Asheville – This hackneyed cry of frustration is often heard when new welfare programs are introduced: “They’re destroying the middle class!” It is equivalent to the adage, “You’re middle-class if you worry about paying bills,” because wealthy people have found their way to financial stability and poor people are eligible for welfare. Thus, people wanting to pay their bills either figure out how to become upper-class or accept the perverse incentives to go broke, and the middle class is eroded on both ends.
Asheville’s missing middle housing crisis is a different subject matter thrust into the same configuration of forces. Builders need to pay their bills, so they build houses for those who can afford it, whether through their own means or government subsidy, and scarcity drives modest, market-rate housing out of reach for middle-income families.
The solution, according to Opticos Design in Berkeley, California, is to revert housing to a style embraced before the invention of the automobile. Commissioned by the City of Asheville to perform a “Missing Middle Housing Study and Displacement Risk Assessment,” Opticos describes the middle that is missing in a way that conjures memories of Randers, Denmark.
Randers is the epitome of quaint. With a history going back to the 11th century, its old stone buildings remain sturdy and in good condition. The town is cozy, with houses built to the street, abutting each other, and making the most of tiny back yards. The cobblestone streets would make for an aggravating drive, so people prefer to walk to the shops and cultural center. If one wanders too far, however, the sweet reverie of this self-sufficient old town oasis turns abruptly into hustling and bustling modernity, complete with highways and industry.

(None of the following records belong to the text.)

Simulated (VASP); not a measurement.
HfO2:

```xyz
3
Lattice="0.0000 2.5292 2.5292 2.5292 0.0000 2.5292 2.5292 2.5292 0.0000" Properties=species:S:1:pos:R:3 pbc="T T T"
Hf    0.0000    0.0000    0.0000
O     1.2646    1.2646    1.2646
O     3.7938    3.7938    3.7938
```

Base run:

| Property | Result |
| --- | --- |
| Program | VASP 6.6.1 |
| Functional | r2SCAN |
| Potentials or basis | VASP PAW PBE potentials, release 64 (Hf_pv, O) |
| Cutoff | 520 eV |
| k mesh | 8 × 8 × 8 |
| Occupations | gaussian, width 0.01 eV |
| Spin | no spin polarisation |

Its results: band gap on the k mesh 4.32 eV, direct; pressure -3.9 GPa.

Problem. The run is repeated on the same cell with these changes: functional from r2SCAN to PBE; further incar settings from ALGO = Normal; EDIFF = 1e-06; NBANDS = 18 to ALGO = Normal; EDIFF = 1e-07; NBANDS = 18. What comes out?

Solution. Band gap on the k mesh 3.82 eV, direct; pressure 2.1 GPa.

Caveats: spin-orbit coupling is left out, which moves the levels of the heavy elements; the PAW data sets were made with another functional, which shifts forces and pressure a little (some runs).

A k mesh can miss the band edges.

The American dream of owning a home with a yard and a car in the garage, the report indicates, is a thing of the past. “By 2025, 85% of households will not have children, but we are building as if they will. Retirees, young professionals, and single-person households often do not need or want a large yard or house to maintain. Nearly 30% of households are single-person today,” states the study.
While socialist activists claim housing is a right and, by flawed inference, the duty of government to raise taxes to pay for construction, Opticos, for the most part, keeps government in its traditional role and recommends doing away with the policies that contributed to the erosion of mid-price housing. These include local regulations that have nothing to do with health and safety, policies that favor dependence on automobiles, and federal incentives for single-family homeownership and urban sprawl. Detrimental policies targeted in Asheville’s codes included setback requirements and height and density limits.
Opticos recommends over 40 changes to the city’s policies and zoning ordinances. As the Downtown Master Plan attempted years ago, this study recommends baking requirements into the code, leaving as little as possible to the fickle discretion of the powers that be. Several recommendations pertain to required building dimensions, setbacks, buffers, and parking spaces. Others would allow missing middle housing as a by-right use in certain neighborhoods and create subclasses of multifamily structures. Throughout, the report stresses the importance of right-sizing development as guided by community input.
The displacement analysis looks at which city development ordinances could be forcing people of color, and possibly low-income persons, to live out-county. Acknowledging that the city already has a stack of anti-displacement policies, Opticos provides a “menu” of additional offerings, such as streamlining approval processes, preserving manufactured housing, and banning single-family homes in multifamily zonings. More radical choices include eviction and foreclosure protections, rent controls, and a few forms of financial assistance.
Although Asheville’s missing middle study was published on November 17, city council had an official first whiff of it at their January 4 agenda briefing. While saying the housing shortage was occurring nationwide, Urban Planner Vaidila Satvika attributed Asheville’s problem to its popularity as a beautiful place. He highlighted how the study says the city will not meet future demand for housing with single-family construction alone. He also stressed that housing prices would continue to rise even if zoning ordinances were modified to accommodate more missing middle housing.
City Manager Debra Campbell told council they were under no obligation to accept any of the report’s recommendations. They could perhaps come up with better solutions, but change was needed. The next steps will involve assembling work groups reliant on stakeholder input and prioritizing the study’s recommendations. Priorities making staff’s cut included reducing regulations and/or creating incentives for renting accessory dwelling units, building smaller houses, and creating more walkable communities.